Nance v. Metcalf

Decision Date09 November 1885
Citation19 Mo.App. 183
PartiesJAMES NANCE, Respondent, v. RICHARD METCALF, Appellant.
CourtMissouri Court of Appeals

APPEAL from Barton Circuit Court.--HON. CHARLES G. BURTON, Judge.

Affirmed.

Statement of case by the court.

This action was begun in a justice's court and tried on appeal in the circuit court, where plaintiff again had judgment, from which defendant prosecutes this appeal. The complaint filed with the justice alleged that the defendant was indebted to plaintiff in the sum of twenty-five dollars, on account of a two-year old steer taken and converted to his use by defendant, which steer was the property of plaintiff. At the trial the plaintiff's evidence tended to show about the following state of facts: In 1879 the plaintiff was the owner of the steer in controversy, and sold him to one Rose, who then sold him to defendant; that in the spring of 1880, the defendant turned the steer out on the commons. The following fall, perhaps, the defendant went to plaintiff and stated that the steer could not be found, and as plaintiff had raised it defendant asked him for a description of the steer, which plaintiff gave him. In the following winter or spring, the defendant and plaintiff again met, when, on being informed by defendant that he had not yet found his steer, the plaintiff offered to give him a gun for the steer, and he (plaintiff) to take the chance of finding it. After some parleying the defendant accepted this offer, and plaintiff turned over the gun to him. The gun, as the evidence showed, was not worth more than $1.50. The plaintiff afterwards made search for the steer, but without avail. His evidence further tended to show that the defendant admitted afterwards, that at the time of the sale or shortly afterwards, the steer had come up with another of his cattle, and was kept at his brother's farm with other cattle of defendant's, and was sold by his brother for him, and converted to defendant's use.

The defendant's evidence tended to show that at the time of these negotiations the steer was at his brother's home, and that defendant either was ignorant of this fact, or that he was mistaken as to the identity of the steer, or that he intended merely to practice a joke on the plaintiff, and afterwards offered to give back the gun to him. In fact, it is difficult to determine precisely what the defendant did claim by his defences. They are uncertain, and quite contradictory.

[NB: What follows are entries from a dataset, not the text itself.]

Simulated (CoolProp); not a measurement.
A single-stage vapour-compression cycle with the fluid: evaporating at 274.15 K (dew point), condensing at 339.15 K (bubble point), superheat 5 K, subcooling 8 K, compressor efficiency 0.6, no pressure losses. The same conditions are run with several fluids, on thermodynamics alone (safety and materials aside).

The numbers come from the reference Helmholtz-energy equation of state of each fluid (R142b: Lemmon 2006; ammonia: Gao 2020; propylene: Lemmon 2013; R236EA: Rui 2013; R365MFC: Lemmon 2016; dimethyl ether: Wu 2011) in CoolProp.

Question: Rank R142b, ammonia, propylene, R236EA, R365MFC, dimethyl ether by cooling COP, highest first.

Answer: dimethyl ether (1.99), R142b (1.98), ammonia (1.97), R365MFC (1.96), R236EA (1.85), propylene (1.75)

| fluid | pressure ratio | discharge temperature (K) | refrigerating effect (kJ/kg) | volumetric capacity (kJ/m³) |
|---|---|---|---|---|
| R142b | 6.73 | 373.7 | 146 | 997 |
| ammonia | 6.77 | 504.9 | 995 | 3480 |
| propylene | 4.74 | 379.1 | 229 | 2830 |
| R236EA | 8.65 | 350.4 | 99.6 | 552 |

The court, at the instance of the plaintiff, gave the following instruction:

“If the jury shall believe from the evidence that the steer, sold by the defendant's brother to Kepler, was the same steer which defendant traded to the plaintiff for the gun, you will find for the plaintiff, and assess his damages at such sum as you shall find said steer to be worth.”

The court of its own motion gave the following instruction:

“2. Although the defendant may have lost a steer, which he sold to plaintiff for a gun, and although defendant may have taken up a steer which his brother sold to Kepler, still plaintiff cannot recover unless the steer so taken up and sold to Kepler, was the same steer which defendant traded to plaintiff for a gun.”

The court refused the following instructions asked by the defendant:

“6. The court instructs the jury that if from the evidence they believe that at the time of the trade of the gun for the chance of the steer, that the steer was not in possession of either Nance or Metcalf, then no title can pass by such a contract, which will entitle the plaintiff to recover in an action of this kind.”

“7. The court instructs the jury that if they believe from the evidence, that the steer was in fact lost at the time of the alleged trade, then the plaintiff cannot recover in this kind of an action.”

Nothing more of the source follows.